By using an extended grammar, the application can even mix syntax of the submission on SPARQL Update and SPARQL 1.1 Update in a single request or, indeed, single operation. When printed the output can be in the equivalent SPARQL 1.1 Syntax.

ARQ (currently, the development snapshot) includes a command line SPARQL 1.1 Update extended parser, "arq.uparse". arq.uparse reads the extended syntax and prints the equivalent strict SPARQL 1.1 Update form. It can be used to translate from the submission language to W3C standards language. More on practical details: jena-dev/message/45040.

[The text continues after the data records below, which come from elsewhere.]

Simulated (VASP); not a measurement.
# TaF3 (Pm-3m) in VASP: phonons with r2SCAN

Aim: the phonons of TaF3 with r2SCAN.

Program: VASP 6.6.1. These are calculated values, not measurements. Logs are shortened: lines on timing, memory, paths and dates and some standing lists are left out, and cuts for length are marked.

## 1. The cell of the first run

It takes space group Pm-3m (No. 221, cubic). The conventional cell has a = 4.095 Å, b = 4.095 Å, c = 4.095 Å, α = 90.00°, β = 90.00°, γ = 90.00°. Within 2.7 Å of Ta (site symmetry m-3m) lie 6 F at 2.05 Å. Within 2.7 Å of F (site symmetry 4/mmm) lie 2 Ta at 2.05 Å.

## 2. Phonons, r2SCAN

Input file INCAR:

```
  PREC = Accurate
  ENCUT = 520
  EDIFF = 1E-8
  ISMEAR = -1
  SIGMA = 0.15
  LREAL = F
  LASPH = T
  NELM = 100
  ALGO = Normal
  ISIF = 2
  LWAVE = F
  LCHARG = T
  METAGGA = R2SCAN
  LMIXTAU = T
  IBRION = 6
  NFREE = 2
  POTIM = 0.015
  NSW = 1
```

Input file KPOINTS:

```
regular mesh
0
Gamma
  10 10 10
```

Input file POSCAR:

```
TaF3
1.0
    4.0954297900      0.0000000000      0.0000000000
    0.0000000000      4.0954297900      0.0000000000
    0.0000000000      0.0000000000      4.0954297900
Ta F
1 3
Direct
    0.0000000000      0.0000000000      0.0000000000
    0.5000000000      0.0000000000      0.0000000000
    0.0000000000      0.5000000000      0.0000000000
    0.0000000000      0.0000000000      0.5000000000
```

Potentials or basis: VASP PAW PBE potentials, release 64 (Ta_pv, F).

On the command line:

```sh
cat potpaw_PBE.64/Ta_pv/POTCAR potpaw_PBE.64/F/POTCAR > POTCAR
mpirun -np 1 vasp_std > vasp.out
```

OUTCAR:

Key points from the extended Grammar: The working group is not planning on including this published SPARQL 1.1 Update grammar.

UpdateUnit  :=  Prologue Update <EOF>

Update  :=  ( Update1 )+

# As for SPARQL 1.1 Update with addition of "ModifyOld"
Update1 :=  ( Load | Clear | Drop | Create |
              InsertData | DeleteData | DeleteWhere |
              Modify | ModifyOld )
            ( <SEMICOLON> )?

Load    :=  <LOAD> IRIref ( <INTO> ( <GRAPH> )? IRIref )?

Clear   :=  <CLEAR> ( <SILENT> )? GraphRefAll

Drop    :=  <DROP> ( <SILENT> )? GraphRefAll

Create  :=  <CREATE> ( <SILENT> )? GraphRef

InsertData  :=  <INSERT_DATA> OptionalIntoTarget QuadPattern

DeleteData  :=  <DELETE_DATA> OptionalFromTarget QuadData

DeleteWhere :=  <DELETE_WHERE> QuadPattern

Modify  :=  ( <WITH> IRIref )?
            ( DeleteClause ( InsertClause )? | InsertClause )
            ( UsingClause )*
            <WHERE> GroupGraphPattern

# The MODIFY form from the submission
ModifyOld   :=  <MODIFY> ( IRIref )?
                ( DeleteClause )?
                ( InsertClause )?
                <WHERE> GroupGraphPattern

DeleteClause    :=  <DELETE> OptionalFromTarget QuadPattern

InsertClause    :=  <INSERT> OptionalIntoTarget QuadPattern

# Optional INTO: wraps the QuadPattern with a GRAPH
OptionalIntoTarget  :=  ( ( <INTO> )? IRIref )?

# Optional FROM; wraps the QuadPattern with a GRAPH
OptionalFromTarget  :=  ( ( <FROM> )? IRIref )?

UsingClause :=  <USING> ( IRIref | <NAMED> IRIref )